Serious Game Technology


Dr. ir. Arjan Egges, Virtual Worlds section, Department of Information and Computing Sciences, Utrecht University, the Netherlands.

Dr. Kaśka Porayska-Pomsta, London Knowledge Lab, Institute of Education, University of London, United Kingdom.


Over the last decade, serious gaming has become a very important field of study. Serious games are used in many domains, from job interview training to educating mayors how to deal with crises. Serious games present their own set of challenges to game designers and developers. Most serious games will have some sort of educational goal. The design of a game should measure the success of the player acheving these educational goals. Although tracking a player’s progress is something that any game should do, for serious games this is even more important to get right, since the quality of the training in part determines the performance of the trainee in the real world. On the technological side, serious games are challenging as well. In many cases, serious games use specific hardware such as 3D screens, plates that can measure exerted forces, motion trackers, or 3D sound generators. Incorporating all of these modalities into a coherent game environment is complicated. Furthermore, serious games require authoring tools for creating scenarios, which in general will be used by people who are not game designers. Finally, serious games often keep track of a player over different sessions, allow for multiple players at the same time (over a network connection), and are localized, taking into account language and cultural differences.
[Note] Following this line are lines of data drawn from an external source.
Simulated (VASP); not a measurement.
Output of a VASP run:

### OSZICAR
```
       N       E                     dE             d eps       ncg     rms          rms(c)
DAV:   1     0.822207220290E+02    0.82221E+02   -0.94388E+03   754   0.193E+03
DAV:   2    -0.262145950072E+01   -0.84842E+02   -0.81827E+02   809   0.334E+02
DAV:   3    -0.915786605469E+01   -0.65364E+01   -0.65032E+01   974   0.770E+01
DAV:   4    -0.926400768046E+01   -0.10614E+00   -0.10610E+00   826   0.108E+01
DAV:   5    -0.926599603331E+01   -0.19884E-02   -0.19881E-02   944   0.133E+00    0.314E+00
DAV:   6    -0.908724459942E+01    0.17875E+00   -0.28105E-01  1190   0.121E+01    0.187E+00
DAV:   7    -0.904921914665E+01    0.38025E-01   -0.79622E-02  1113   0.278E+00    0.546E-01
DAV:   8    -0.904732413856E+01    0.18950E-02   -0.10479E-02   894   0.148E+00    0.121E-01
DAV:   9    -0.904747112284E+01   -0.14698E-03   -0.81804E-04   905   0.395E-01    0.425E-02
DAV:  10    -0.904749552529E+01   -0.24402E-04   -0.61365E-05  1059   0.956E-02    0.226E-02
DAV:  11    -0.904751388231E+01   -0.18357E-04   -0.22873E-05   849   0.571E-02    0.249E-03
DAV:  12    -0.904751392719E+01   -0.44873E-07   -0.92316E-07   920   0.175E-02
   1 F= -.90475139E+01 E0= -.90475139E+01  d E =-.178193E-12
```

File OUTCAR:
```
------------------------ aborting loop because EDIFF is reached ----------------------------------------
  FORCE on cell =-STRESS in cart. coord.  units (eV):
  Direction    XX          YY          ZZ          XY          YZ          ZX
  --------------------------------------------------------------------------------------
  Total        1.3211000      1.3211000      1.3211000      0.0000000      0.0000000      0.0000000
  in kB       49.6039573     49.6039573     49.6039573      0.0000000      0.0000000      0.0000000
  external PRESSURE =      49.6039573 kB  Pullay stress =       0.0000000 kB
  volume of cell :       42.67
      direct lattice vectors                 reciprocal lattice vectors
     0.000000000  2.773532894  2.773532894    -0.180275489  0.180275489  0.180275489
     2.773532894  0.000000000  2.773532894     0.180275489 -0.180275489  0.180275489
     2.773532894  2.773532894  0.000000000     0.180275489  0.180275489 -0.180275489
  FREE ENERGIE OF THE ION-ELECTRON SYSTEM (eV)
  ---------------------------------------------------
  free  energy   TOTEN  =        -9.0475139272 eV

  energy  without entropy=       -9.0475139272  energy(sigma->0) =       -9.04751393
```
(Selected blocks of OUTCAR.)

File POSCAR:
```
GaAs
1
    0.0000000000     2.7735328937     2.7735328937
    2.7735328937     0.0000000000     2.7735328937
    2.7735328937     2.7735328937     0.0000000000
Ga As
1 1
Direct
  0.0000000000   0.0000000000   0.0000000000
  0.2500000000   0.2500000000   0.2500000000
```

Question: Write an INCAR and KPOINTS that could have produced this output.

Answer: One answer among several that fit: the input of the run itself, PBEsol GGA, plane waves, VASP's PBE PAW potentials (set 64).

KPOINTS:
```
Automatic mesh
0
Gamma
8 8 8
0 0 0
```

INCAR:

This special session presents a variety of work related to serious game technology. During the session, we will see examples of research showing how to approach the challenges that are unique to serious games. The goal of the session is to bring serious gaming professionals together in an informal way, and to promote collaboration and interaction. Each presenter will also contribute a peer-reviewed paper to the conference proceedings.

Important dates

Paper submission deadline:       June 30, 2013
Paper review deadline:               July 24, 2013
Notification:                                 July 28, 2013
Final version of the paper:          August 31, 2013


The special session will last approximately 90 minutes. Each presentation will be 20-25 minutes. The session will be introduced by the organizers.